Low TX Power when performing frequency hopping

Dear All,

I am trying to implement some frequency hopping schemes in the ISM band
with USRP N210 with RFX 2400 board ( I also tried the same with the SBX
40MHz board). I hop to the next channel (channel seperation : 5MHz)
after
every 6ms (tuning time for RFX board is 250usec) so tuning is not an
issue.
I set max gain (20dB in case of RFX board) and 30 dB in case of (SBX
Board)
and send random modulated (BPSK) bits.

However, I get very low power at the receiver (another USRP, RX gain
20dB)
around -70 to -80 dB 1 meter away from the tx USRP. When I dont perfrom
frequency hopping I get a rx power of -10 dB. I am not able to
understand
why the tx power reduces by such an extent while perfroming fx hopping,
although I give enough settling time.

Also is there any firmware which allows to further increase the tx power
?

Any help to resolve this issue is appreciated.

Best,
Vaibhav
ETH Zurich

Hi Vaibhav,

tuning is an issue, here. The problem is not that you’re only retuning
the LO, the whole signal chain has to be correctly locked in again after
each tune.
If the total bandwidth you’re spanning is less than 40MHz, which is the
baseband bandwidth of the daughterboard’s you’re using, try setting your
LO frequency to the center of that band, and hop via frequency shifting
in the FPGA only[0]. To do that, you’ll need to use tune_request_t[1]
objects rather than simple using the target frequency when tuning using
set_tx_freq in your USRP sink.

Further things of interest: How do you measure the power of a 6ms burst?
How wide is your signal?

Greetings,
Marcus

[0]USRP Hardware Driver and USRP Manual: General Application Notes
[1]USRP Hardware Driver and USRP Manual: uhd::tune_request_t Struct Reference

Hi Vaibhav,

how do you make sure the PSD measures the power in exactly the 6ms
you’re sending in? Or do you continously measure? If the latter: do you
multiply with the duty cycle of each subchannel (ie. when you hop to 10
channels sequentially, each channel would only be used 10% of the time,
and thus, a long observation will only see 10% of power)? Are you
looking at an offline analysis, or at a live updated PSD plot, which
might actually miss a lot of bursts by only looking every
1/updates_per_second ?

I don’t know the T-Mote sky nor the Received Signal Strength Indication
algorithm it uses, so I can’t really say anything about that.

Best regards,
Marcus

Hi Marcus,

I run the uhd_to_file.py on the recording USRP at a sampling rate of
25Mhz
in the frequency range I am hopping in (total bandwidth 40Mhz). I set
the
center frequency as 2.43Ghz so I see band from 2.41 - 2.45 GHz. I than
plot
the recorded file (I plot the PSD and the spectrograph). I check the
peaks
I get at different frequencies which are my transmitted signals ( I make
sure I dont confuse them with other signals or noise present in the
room)
at regular intervals of time. Than i check the peak power of the signal
peak.

The Tmote sky node just reads the RSSI register values of the CC2420
radiop
at a sampling rate of 61Khz (its very low as compared to USRP) but I
just
use it to check the impact of my transmitted signals on these low power
sensor nodes and than plot the recorded values.

Best,
Vaibhav

On Mon, Mar 2, 2015 at 2:09 PM, Marcus Müller [email protected]

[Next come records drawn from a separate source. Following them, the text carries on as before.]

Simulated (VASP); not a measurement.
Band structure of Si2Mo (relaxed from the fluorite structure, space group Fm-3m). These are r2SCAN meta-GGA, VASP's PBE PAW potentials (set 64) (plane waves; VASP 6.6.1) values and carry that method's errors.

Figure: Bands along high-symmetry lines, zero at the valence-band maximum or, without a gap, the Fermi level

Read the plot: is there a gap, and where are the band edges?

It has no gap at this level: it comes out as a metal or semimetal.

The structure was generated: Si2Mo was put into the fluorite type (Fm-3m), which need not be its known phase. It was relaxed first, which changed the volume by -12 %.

vaibhav kulkarni wrote in post #1169440:

Dear All,

I am trying to implement some frequency hopping schemes in the ISM band
with USRP N210 with RFX 2400 board ( I also tried the same with the SBX
40MHz board). I hop to the next channel (channel seperation : 5MHz)
after
every 6ms (tuning time for RFX board is 250usec) so tuning is not an
issue.
I set max gain (20dB in case of RFX board) and 30 dB in case of (SBX
Board)
and send random modulated (BPSK) bits.

However, I get very low power at the receiver (another USRP, RX gain
20dB)
around -70 to -80 dB 1 meter away from the tx USRP. When I dont perfrom
frequency hopping I get a rx power of -10 dB. I am not able to
understand
why the tx power reduces by such an extent while perfroming fx hopping,
although I give enough settling time.

Also is there any firmware which allows to further increase the tx power
?

Any help to resolve this issue is appreciated.

Best,
Vaibhav
ETH Zurich

Please @vaibhav kulkarni can you explain how you implemented your
frequency hopping using GRC.

Thanks.

Hi Marcus,

Thanks for your inputs. I tune the frequency as you said :

DEBUG: Received tx_freq mid-burst.
DEBUG: Received tx_freq on start of burst.
DEBUG: Received command: freq
– Tune Request: 2435.000000 MHz
– The RF LO does not support the requested frequency:
– Requested LO Frequency: 2435.500000 MHz
– RF LO Result: 2435.714286 MHz
– Attempted to use the DSP to reach the requested frequency:
– Desired DSP Frequency: -0.714286 MHz
– DSP Result: -0.714286 MHz
– Successfully tuned to 2435.000000 MHz

and the output power has considerable improved (I get around -20dB now)
my
flowgraph (I run it for 2 minutes)

[Vector Source] --> [Packet Encoder] --> [D-BPSK Modulator]–>[Frequency
Hopping Module]–>[USRP Sink]

However, the transmission takes place only for first 15 seconds and than
even If get tuning output, the USRP doesn’t transmit anymore. I have
attached the python file here, in case.
Ay hits why this may occur will be useful.